Research says, Yes! Moreover, which platform users prefer indicates how much they will spend.
Towards the end of last year, two of Facebook’s social scientists acknowledged in a blog post that passive consumption of content on the platform can affect a user’s mood and mental health. The authors, director of research David Ginsberg and Moira Burke, a research scientist, say that recent research blaming social media for an increase in alienation, depression and anxiety is “compelling.” They go on to cite a number of findings including one that found a direct relationship between clicking “likes” and links and a reduced sense of mental health.
Research has long proven that spending time on social media can make you feel better or worse. However, new research suggests that the effects of unregulated social media use can also be seen in how we spend our money. A recent study done by two business school researchers says that social media really can influence the amount of money you spend to the point that you can’t control yourself.
It’s all about emotions.
The researchers, Keith Wilcox of Columbia University and Andrew T. Stephen of the University of Pittsburgh, sought to find out if there were any negative effects of social media amid reports that social media made users feel more connected and also helped improve their self-esteem, boosting their overall happiness. They already knew that when people are happy, and they feel good about themselves, they’re likely to “license themselves…to let their guard down,” says Stephen. In other words, the emotions contribute to lower self-control. “We wondered if that would play out in this instance.” It did.

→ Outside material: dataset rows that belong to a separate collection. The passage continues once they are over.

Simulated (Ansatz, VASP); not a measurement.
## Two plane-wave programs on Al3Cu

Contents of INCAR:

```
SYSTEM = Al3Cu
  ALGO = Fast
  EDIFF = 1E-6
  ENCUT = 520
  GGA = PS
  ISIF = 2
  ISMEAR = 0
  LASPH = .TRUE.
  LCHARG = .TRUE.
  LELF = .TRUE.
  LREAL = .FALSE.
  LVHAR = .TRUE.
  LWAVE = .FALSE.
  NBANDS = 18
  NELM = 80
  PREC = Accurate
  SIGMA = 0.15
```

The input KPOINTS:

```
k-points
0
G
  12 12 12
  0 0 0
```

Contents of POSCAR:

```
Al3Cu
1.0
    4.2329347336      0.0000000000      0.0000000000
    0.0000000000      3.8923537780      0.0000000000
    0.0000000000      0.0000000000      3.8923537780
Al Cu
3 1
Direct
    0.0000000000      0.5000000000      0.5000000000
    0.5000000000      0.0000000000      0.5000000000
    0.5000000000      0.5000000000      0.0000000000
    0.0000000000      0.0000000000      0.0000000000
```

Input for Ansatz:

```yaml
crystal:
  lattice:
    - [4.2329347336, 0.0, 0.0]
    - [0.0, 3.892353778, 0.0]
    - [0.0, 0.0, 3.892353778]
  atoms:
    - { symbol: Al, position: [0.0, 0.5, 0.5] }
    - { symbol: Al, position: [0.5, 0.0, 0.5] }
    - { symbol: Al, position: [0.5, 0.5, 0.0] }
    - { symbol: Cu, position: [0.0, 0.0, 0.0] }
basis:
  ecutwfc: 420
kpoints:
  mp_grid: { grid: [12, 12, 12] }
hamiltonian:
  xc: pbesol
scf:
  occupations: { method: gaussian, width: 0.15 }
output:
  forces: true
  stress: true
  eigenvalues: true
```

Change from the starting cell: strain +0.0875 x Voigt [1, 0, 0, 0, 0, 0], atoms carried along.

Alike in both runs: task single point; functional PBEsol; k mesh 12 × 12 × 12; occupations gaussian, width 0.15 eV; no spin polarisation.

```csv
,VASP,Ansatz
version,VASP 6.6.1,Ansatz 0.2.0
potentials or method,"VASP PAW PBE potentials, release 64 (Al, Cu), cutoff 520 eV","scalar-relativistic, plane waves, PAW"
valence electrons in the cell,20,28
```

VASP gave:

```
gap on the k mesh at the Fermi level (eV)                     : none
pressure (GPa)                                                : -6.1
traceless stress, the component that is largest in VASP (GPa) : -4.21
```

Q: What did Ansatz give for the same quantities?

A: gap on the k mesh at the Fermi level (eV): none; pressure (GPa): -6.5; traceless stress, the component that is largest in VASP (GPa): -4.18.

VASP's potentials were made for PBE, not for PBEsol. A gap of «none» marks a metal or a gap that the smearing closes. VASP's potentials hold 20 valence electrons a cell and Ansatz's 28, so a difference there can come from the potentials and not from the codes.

The study involving about 1000 Facebook users in the US found that those who spent relatively more time on Facebook and had a strong network on social media were more likely to have lower credit scores and more credit card debt compared to those who used it less and had a comparatively weaker network. The heavy users were also found to have less persistence for tasks following their social media time.
Stephen points out an experiment where after using Facebook briefly, users were taken directly to an eBay-type auction and told to bid on an iPad. Surprisingly, those with stronger networks on social media ended up bidding up to 30 perfect more than they’d have spent on the same device if they had just walked into a store.
The study also highlighted the relationship between social media usage and overeating. Users with stronger social networks were found to have a higher Body-Mass Index (BMI) score than the rest. “Think about self-control as a muscle that gets tired,” Stephen explains. “When you’re happy, feeling good about your friends, you let your guard down. You’re not focused on your long-term well-being, you’re focused on now.”
Each platform has its effects.
While Facebook does make you spend a lot of money, reports show that, of all social networks, Pinterest is likely to make you spend the most money. An analysis of close to 700 million online shopping transactions concluded that one average, a Pinterest user will spend around 70 percent more per order compared to a Facebook or Twitter user. Where Facebook users spent $95 per session, Pinterest users spent $170. Twitter users spent an average of $70 per session.
In case you think you have it under control, Julie Bornstein, Sephora’s head of digital, warns that you’ll end up spending, one way or another. Speaking to VentureBeat, she says, “The reality is that when you’re in the Pinterest mindset, you’re actually interested in acquiring items…which is not what people go to Facebook for. Facebook continues to be just a great customer interaction tool that gives us the real-time ability to dialog with our customer…it’s a big customer-service venue for us.” At the time of writing, Sephora has over 17 million fans on Facebook.
Posting under the influence?
In other news, booze is taking over from food pics as the most posted on Instagram. But this isn’t just any booze. Users want their friends to know about their eccentric tastes. According to a recent report by Havas Media Group commissioned by Evolve Media, “knowledge of spirits is becoming social currency among millennials, and they will order name brands to impress their peers.”
According to the study, the brand of alcohol a millennial bought was highly influenced by what they were doing, where they were doing it, and who they were doing it with.
The main contributor to these spending habits seems to be peer pressure or the need to keep up. While 62 percent of millennials identify as savers and 80 percent have a budget, a survey by TD Ameritrade shows that social media makes millennials 64 percent more likely to compare themselves with others. In comparison, Boomers are only 29 percent likely to compare themselves to their peers. Almost 25 percent of millennials are pressured to keep up with their friends’ spending habits and 15 percent have admitted to spending money in order to make a good impression.
What Can You Do?
So, how can you make sure Facebook doesn’t reach deeper into your wallet and Pinterest doesn’t make you start a project you don’t even need? Researchers suggest that instead of giving up social media — they advise against this — you should:
- Talk about it: Turns out there’s a psychological effect in talking it out. Being aware of the problem is a great first step.
- Set concrete saving goals: This keeps you on your toes and helps you resist the urge more strongly.
- Use social media for longer periods, less frequently: Instead of logging in for two minutes every 15 minutes, you can allocate three 15-minute blocks throughout your day when you can log in. With time, your overall time spent on social media will come down.
Research conducted on the effects of social media shows that it can indeed make you spend more money. And it’s about the emotions. One would have thought people spend so much to make themselves feel better. But according to research, it’s the other way round: People are spending because they feel good about themselves.
It seems like if social media isn’t making you get depressed, it’s getting you so happy you forget you have budgets to stick to. The key is to have controlled use.